Here's Rabbit battling Papa Doc in 8 Mile.  It's a preemptive strike, which inspired this blog. Please watch and then read below.

So here’s the thing: Jay Schalin has submitted a public records request for my email so that he might do the very thing that John Hardin criticizes: “cherry pick” from my correspondence to tell a “pre-meditated” story about me and my colleagues who have chosen to speak out against our institution’s acceptance of Koch money.  As Hardin notes, When this [a freedom of information request] happens on a college campus, a professor or administrator’s private correspondence can be weaponized against them and the school.” In this case, my correspondence will not be weaponized against WCU, I don’t think (as the Koch Foundation doesn’t want to alienate the school), but it will certainly be used against me to serve whatever ends Schalin, the Pope Center, and the Charles Koch Foundation deem appropriate.  Feel free to see what he says about English professors in his aforementioned article about the demise of my profession: it is, in his estimation, because we’ve stopped teaching the great works, are all democrats, and are engaging in cultural studies explorations that he finds utterly ridiculous. 

The players: Laura Wright

And here I am, a really excellent target: a postcolonialist ecofeminist, whose latest book is about veganism.  I am the antithesis of everything that Schalin, the Pope Center, and the Charles Koch Foundation want to see in an educator.  I’m also, apparently, scary.

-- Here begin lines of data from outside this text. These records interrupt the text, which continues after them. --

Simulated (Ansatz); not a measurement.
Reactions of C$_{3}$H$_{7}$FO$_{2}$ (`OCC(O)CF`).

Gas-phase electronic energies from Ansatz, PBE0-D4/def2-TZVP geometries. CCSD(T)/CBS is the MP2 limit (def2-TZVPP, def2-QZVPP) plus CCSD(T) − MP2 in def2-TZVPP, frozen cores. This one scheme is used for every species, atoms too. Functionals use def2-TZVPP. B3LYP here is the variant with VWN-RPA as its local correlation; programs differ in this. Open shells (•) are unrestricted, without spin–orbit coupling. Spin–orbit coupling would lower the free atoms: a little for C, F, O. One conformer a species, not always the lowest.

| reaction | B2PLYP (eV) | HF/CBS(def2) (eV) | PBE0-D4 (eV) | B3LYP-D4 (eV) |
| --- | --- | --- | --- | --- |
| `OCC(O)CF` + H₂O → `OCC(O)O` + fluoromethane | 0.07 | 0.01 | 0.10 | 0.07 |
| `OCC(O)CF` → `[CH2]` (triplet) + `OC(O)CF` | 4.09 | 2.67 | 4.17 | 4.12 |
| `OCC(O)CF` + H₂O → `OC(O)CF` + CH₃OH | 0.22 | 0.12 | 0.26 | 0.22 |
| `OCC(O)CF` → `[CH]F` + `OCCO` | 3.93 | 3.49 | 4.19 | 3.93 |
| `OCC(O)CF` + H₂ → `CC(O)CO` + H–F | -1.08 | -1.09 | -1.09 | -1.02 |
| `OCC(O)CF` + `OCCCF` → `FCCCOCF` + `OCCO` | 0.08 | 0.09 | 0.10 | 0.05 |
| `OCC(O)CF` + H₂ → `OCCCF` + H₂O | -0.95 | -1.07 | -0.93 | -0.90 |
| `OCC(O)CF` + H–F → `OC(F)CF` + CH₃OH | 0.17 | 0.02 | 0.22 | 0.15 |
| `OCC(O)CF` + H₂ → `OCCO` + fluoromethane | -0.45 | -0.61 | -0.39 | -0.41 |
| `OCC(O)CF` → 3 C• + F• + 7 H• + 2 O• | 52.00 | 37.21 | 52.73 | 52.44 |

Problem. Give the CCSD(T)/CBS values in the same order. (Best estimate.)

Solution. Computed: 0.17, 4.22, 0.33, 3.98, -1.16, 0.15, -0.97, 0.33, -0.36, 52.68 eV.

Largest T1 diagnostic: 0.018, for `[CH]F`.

As always, please buy my book.

So without further ado and after consulting with legal counsel, I present all of my email that was submitted to the Pope Center after its request was made to interim Dean Kloeppel.  There are over 100 pages here, most of which is just me forwarding various news stories to people.  Some of it might be interesting, but the majority of it won’t be.  Choice bits include my comments after the forum, the text of a blog post on the NC lapel pins that McCrory sent state employees, and various other anti-center commentaries by my colleagues (mostly leftwards leaning English types).  Legal counsel redacted anything in my emails that contained personal information, and I have redacted the names and emails of my colleagues with several exceptions: David McCord, Chair of the Faculty (whose emails are also the subject of this request) has given me permission to keep his name on his correspondence.  I have likewise left Interim Dean Kloepple’s name public, as he’s done nothing more than collect feedback and let us know that the Koch Foundation requested that data.  Members of the WCU’s Legal Counsel Office, the Chancellor, the Provost and members of their offices remain named, as do the various reporters with whom I’ve corresponded.  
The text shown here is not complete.